JuliaLang / AllocCheck.jl

AllocCheck
Other
215 stars 8 forks source link

First attempts #1

Closed baggepinnen closed 9 months ago

baggepinnen commented 11 months ago

Hey guys, thanks for working on this package!

I am trying it out on some of my controller implementations (think the controller that swings up the pendulum you saw at Juliacon) and I am noticing a few patterns in my code that I want your opinions on. I am opening this issue to discuss whether those patterns can be accommodated by AllocCheck, or I need to think about best practices for writing code that is more in line with what AllocCheck can analyze

Optional logging

The first pattern I tend to use rather often is optional logging, for example

verbose && @info "Pos = $x"

where verbose is a keyword argument. Scattering these print statements around is useful for debugging (and also to enable Ctrl-C to terminate the control loop), but I usually disable the logging and printing when "running for real". The simple function below gave me 156 allocations when verbose = true and 0 when verbose = false (nice!)

using AllocCheck

function controller(; verbose=true)
    a = 0.0
    for i = 1:100
        a = a + i
        verbose && @info "a = $a"
        Libc.systemsleep(0.01)
    end
end

controller() # Works
check_ir(controller, ())

My question is, was I lucky with the definition

function controller(; verbose=false)
   ...
end

isempty(check_ir(controller, ()))

or this is indeed something I can rely on?

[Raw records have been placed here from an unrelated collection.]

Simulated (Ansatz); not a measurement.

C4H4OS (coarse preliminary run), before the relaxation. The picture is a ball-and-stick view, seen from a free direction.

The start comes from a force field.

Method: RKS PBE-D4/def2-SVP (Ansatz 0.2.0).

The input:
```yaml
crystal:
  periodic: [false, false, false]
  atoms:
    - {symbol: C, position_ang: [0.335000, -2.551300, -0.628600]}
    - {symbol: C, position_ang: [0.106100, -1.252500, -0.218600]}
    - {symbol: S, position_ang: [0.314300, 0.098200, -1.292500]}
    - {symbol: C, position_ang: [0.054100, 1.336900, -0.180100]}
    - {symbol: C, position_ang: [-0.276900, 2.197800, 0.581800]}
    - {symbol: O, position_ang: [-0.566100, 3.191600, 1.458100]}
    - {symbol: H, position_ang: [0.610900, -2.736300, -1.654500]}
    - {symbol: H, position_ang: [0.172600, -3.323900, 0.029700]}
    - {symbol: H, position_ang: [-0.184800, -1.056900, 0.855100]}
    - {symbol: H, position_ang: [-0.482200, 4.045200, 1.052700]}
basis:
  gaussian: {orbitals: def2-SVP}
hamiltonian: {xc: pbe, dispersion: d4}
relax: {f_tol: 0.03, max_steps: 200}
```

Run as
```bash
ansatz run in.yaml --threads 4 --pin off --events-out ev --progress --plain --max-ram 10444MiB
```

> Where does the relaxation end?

Side question, verbose here is a keyword argument, and it's the value rather than the type that is important. When I tried with verbose = false, I changed the definition of controller to default to verbose = false. Was I saved by constant propagation?

Check loop rather than function

Most of my controller implementations look something like below, where I first allocate some working memory (logvector) and then run an almost infinite loop

function run_almost_forever()
    N = a_large_number
    logvector = zeros(N)
    for i = 1:N
        y = sample_measurement()
        logvector[i] = y
        u = controller(y)
        apply_control(u)
        Libc.systemsleep(0.01)
    end
end

Here, I am only concerned with the loop not allocating, and am fine with the initial allocation of logvector = zeros(N). I could refactor this code to split out the loop body:

function run_almost_forever2()
    N = a_large_number
    logvector = zeros(N)
    for i = 1:N
        loop_body(logvector)
    end
end

function loop_body(logvector)
    y = sample_measurement()
    logvector[i] = y
    u = controller(y)
    apply_control(u)
    Libc.systemsleep(0.01)
end

and analyze loop_body using check_ir. My question is then, how can I be sure that there is no allocation coming from

    for i = 1:N
        loop_body(logvector)
    end

for example, due to inference failure on logvector?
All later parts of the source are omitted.